A Christmas Tale

Perhaps everyone has a favorite Christmas tale.  As a child, I knew of Christmas through the Danish writer Hans Christian Andersen.  Andersen’s stories are beautifully written, magical, and enchanting, with an inkling of poignancy only realized with age.  Among the Christmas stories he wrote, a favorite is The Fir-Tree.  The fir-tree lived far out in the forest, spoiled by the warm sun and fresh air, but it longed to be a Christmas tree.  Finally Christmas arrived, and they axed it down and hauled it into a courtyard.  There it’s fastened with ornaments and sweets and gilded apples and walnuts, hundreds of small candles, human-like dolls, and a glittering star in tinsel.  In the night, the children rushed in to plunder all the goods on the tree.  Then all together, they listened to the story of Humpty-Dumpty.

The following day, the tree thought it would be decorated again, but instead it was dragged into a dark corner of the garret.  There it lived through the winter.  When the mice came by, the tree recounted the tale of Humpty-Dumpty that it had heard on Christmas-Eve to them, until the mice became bored and stopped visiting, and then the tree was all alone.

Finally spring arrived, and the fir-tree thought life would begin again.  It spread out its branches, but they were all withered and yellow.  Instead it was chopped into a bundle and set on fire.  As its branches crackled, the fir-tree sighed, thinking of a summer day in the woods, a winter night when the star sparkled, and the glorious Christmas-Eve and the story of Humpty-Dumpty, until all was ash.

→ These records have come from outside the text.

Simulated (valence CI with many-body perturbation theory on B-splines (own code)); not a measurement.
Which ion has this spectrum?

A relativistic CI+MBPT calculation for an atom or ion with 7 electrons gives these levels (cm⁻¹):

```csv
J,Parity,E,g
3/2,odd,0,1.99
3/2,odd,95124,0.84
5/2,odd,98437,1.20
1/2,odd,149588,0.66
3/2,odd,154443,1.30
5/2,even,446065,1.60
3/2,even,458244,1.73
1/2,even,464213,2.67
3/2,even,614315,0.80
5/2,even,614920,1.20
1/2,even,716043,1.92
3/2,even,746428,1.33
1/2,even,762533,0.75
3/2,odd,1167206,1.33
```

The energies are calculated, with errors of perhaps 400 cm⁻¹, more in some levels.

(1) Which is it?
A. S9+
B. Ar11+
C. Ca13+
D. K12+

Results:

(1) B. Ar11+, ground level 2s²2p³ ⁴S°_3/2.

Another favorite is The Little Match Girl.  It was the last evening of the year, and a barefoot match girl went along the streets.  Snowflakes covered her long tresses, lights were shining in all the windows, and the air wafted with a tempting smell of roast goose.  As the night went on, it became bitter cold, and the girl struck a match on the wall to keep warm.  There upon the wall she saw a white-clothed table decked with shining china and a glorious smell of roast goose stuffed with apples and dried plums.  The goose hopped down with a knife and fork sticking in its breast, and came waddling across the floor toward her.

When the match burnt out, she struck another; now she was sitting under the beautiful Christmas tree.  Its green boughs were lit up with thousands of candles.  She stretched her hands toward them, but the candles rose higher and higher until they were only stars in the sky; one of them fell, leaving a long fiery trail behind it.

She struck another match and before her stood her old grandmother, dazzling and bright, kind and loving.  The little girl cried out, “Take me with you!” and struck the whole box of matches so that her grandmother would not leave her.  The grandmother took the little girl in her arms, and flew up into the sky, where they knew neither cold, nor hunger, nor sorrow – for they were with God.

Like other fairytales, death is a common topic in Andersen’s stories, yet it didn’t appear upsetting to my childish eyes.  For all I knew, the fir-tree lived a glorious life, and the little match girl got to be with her grandma AND with God in the end.  What could be better than that?  It was only when I reread the stories as an adult that I could read into the layers beneath.  That his stories appeal to a wide audience attests to the brilliance of Andersen’s writing.  For the little match girl who had become an angel and be with God, this silk gown is bedecked with purple lace embroidery of an angel.  It is molded from one large rectangle of bridal silk, and is adorned in front with floral appliqué.